Thursday, July 06, 2006

Some Unsafe Classrooms
By Grant Maher

As a substitute teacher at Gilroy high school, I encountered the occasional chaotic and ominous class. Boys sometimes bickered and threatened each other. I would eject the offending parties from the classroom but the campus security force routinely rounded up these liberated students and returned them to me within minutes. I could not purge the unruly—I had to deal with them. All too soon a scuffle too blatant to ignore would break out again, and then the whole weary cycle would start over. I had a flimsy yardstick that I would slap on a desk when I needed to get students’ attention, and with that yardstick I yearned to smack heads as well.
There were quiet students who never spoke out, and I didn’t want them to. The responses they were likely to get from peers were unpredictable and usually very negative. “Best not to risk it,” I thought. “Let them just sit quietly.” Years later, when I got a glimpse at the inside workings of jail, I recognized the same atmosphere that had been prevalent in those Gilroy classrooms. Between the attitude of students and of inmates I could discern no difference; between myself and a prison guard there had been none either.
I once accepted a substitute assignment at a grade school in Gilroy and created a living hell on earth for one little 4th grader. I was really not feeling very peppy that day, and the class pretty much spun out of control when I took the kids from the classroom to the school library to choose reading books. There were some boys in this class who seemed very eager to act out aggressively against peers, much to my consternation. I had never encountered a group of young children with this predator/victim dynamic before, and I was nonplussed. Exhortations were getting me nowhere—had these been my own children, there’d be spanking to do.
While trying to restore order to the milling and anxious children, I noticed a little girl in a pink frilly dress huddled under a table, weeping and moaning as a peer, Herbert, poked and tormented her. “Oh!” she cried out. “This is the worst day ever!”

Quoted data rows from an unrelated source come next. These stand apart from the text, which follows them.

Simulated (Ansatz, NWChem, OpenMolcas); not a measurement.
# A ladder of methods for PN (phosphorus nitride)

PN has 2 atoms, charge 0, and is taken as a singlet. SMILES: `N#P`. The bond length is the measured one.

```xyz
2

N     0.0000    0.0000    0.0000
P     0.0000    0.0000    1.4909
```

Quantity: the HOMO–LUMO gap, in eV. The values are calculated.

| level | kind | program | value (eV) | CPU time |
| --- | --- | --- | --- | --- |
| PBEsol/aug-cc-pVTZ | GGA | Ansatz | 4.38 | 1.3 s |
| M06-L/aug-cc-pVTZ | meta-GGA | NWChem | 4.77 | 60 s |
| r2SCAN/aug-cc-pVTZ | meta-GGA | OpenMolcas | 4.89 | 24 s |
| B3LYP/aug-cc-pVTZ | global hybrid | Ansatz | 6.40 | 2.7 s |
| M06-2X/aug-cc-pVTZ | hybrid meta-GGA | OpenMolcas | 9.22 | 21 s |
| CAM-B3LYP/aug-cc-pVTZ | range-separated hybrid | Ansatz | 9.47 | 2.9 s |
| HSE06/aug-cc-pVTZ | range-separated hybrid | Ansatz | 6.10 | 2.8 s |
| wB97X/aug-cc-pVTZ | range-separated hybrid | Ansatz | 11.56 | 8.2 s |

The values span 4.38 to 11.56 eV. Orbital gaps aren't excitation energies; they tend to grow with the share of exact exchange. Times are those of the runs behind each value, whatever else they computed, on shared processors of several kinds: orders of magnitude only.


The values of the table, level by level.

This cry was the death-knell of my career as a substitute in Gilroy and my first attempt to be a teacher. I had lasted eighteen months. I owned that I was not good at maintaining classroom order; it’s easy to blame the kids but I don’t think it had been their fault. On a daily basis, teachers maintain order in the same Gilroy classrooms where I had failed. How these superior beings manage this trick mystifies me to this day. What I learned is that safety is job number one in a classroom or anywhere in life. If you can’t stand the heat then get out of the kitchen. I was going to look for somewhere cooler to try my hand at teaching, the only profession that really mattered to me.